Evolution of Rock starts as the Beatles are becoming famous in the mid-1960s and threads through the mid-1990s. The class, of course, will touch on the 1950s, too, but it chronicles the changes in rock and roll from the Beatles era through the popularity of R&B, Motown, soul, heavy metal and even rap and hip-hop.

It was the Beatles who revived rock and roll after Elvis Presley’s career was slowed by his stint in the Army and then Holly’s death in a plane crash.

“Rock and roll appeared to be on its death bed,” Kireilis says. “It took the Beatles and the British invasion to really re-establish it. Their diversity and the wide breadth and the huge approach and the experimentation, with things like [the 1967 album] ‘Sgt.  Pepper’s, [Lonely Hearts Club Band]’ opened the door to so many ways rock could go. Before that, it was just a heavy back beat just like Chuck Berry used to sing, ‘You got a beat, you can’t lose it.’ ”

Kireilis hopes to incorporate some of the fun teaching tools he uses in the Birth of Rock and Roll course.
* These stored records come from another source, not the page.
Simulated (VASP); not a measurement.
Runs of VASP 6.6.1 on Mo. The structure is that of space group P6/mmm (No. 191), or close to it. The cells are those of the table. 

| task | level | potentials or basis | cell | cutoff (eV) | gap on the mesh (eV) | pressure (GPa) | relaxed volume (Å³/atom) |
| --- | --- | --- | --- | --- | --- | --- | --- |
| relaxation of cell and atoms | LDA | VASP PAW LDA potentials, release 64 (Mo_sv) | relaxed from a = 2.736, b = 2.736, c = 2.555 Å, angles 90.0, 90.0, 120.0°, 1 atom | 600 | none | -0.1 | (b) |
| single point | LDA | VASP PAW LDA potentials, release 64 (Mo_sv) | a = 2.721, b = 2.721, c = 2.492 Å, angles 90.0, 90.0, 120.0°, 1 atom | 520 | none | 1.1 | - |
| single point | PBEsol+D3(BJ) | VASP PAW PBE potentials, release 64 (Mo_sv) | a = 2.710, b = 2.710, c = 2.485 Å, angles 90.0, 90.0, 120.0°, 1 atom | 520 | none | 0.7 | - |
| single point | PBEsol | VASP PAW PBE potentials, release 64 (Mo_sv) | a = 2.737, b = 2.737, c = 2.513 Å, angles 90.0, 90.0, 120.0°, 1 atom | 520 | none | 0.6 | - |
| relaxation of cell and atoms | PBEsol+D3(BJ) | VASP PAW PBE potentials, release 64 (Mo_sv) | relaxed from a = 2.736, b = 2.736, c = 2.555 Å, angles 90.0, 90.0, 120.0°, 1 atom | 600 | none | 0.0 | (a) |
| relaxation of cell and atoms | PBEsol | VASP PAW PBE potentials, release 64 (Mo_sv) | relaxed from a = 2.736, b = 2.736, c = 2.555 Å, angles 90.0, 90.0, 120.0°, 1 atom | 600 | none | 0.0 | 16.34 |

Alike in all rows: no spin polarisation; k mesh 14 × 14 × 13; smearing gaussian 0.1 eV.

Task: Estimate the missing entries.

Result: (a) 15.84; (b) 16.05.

“I have each student in the class to give an individual presentation,” he says. “It’s a big deal; I call it their 15 minutes of fame. They really get into it with PowerPoints and slides and music. Some dress up and act the part. I always learn something from every student’s presentation. No matter how many times I’ve seen a Little Richard presentation, there’s always something unique.”

And, yes, Michael Jackson, who died tragically at age 50 last week, will play a major role in the Evolution course.

“It’s a big part. He’s the largest-selling artist since the Beatles and probably more,” Kireilis says. “‘Thriller’ sold over 50 million albums. It’s the largest-selling album of any genre of all time.”